Chambers outlined the "collaborative channel," which will enable collaboration between Cisco and its partners, partners and other partners, and partners and their customers.
"We've got to learn how do we go to market together not only talking technology architecture, but business architecture and tie the two very tightly together in a way the market is striving for," he said. "There's a reason the market is looking to a place like Google. It's because they're not seeing innovation from the traditional players and we've got to realize that this is a void we can and should fill together."
Chambers told partners they have to capture the market while it's in transition and create and offer solutions built around it. If partners don't strike well before the time of transition, they stand to be left in the dust.
"What is your differentiated strategy?" he asked. "I can't hammer this home enough. It needs to be built around market transitions. If you enter a market that's already going well your ability to gain market share is ugly. It costs you margins to hammer it out for one or two points. But if you catch markets in transition, not only do you catch the mindshare and the hearts of your customers, you catch the market share and profitability to go with it."

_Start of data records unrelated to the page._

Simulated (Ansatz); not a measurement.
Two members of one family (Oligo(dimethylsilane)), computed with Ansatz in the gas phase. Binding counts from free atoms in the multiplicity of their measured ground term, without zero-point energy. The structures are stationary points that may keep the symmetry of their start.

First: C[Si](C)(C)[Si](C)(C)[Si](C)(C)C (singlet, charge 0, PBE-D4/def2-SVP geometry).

Later, Chambers added: "It is the ability to be able to say here's what's going to happen, here's what's we can do together with our partners, and then deliver it."
But Chambers said a go-it-alone approach can stifle innovation, while partnering, much like Cisco does through acquisition, helps lead innovation and offer more targeted solutions.
"We will create a level of communications which will motivate ourselves and, if we do it together right, our partner and employee base as well."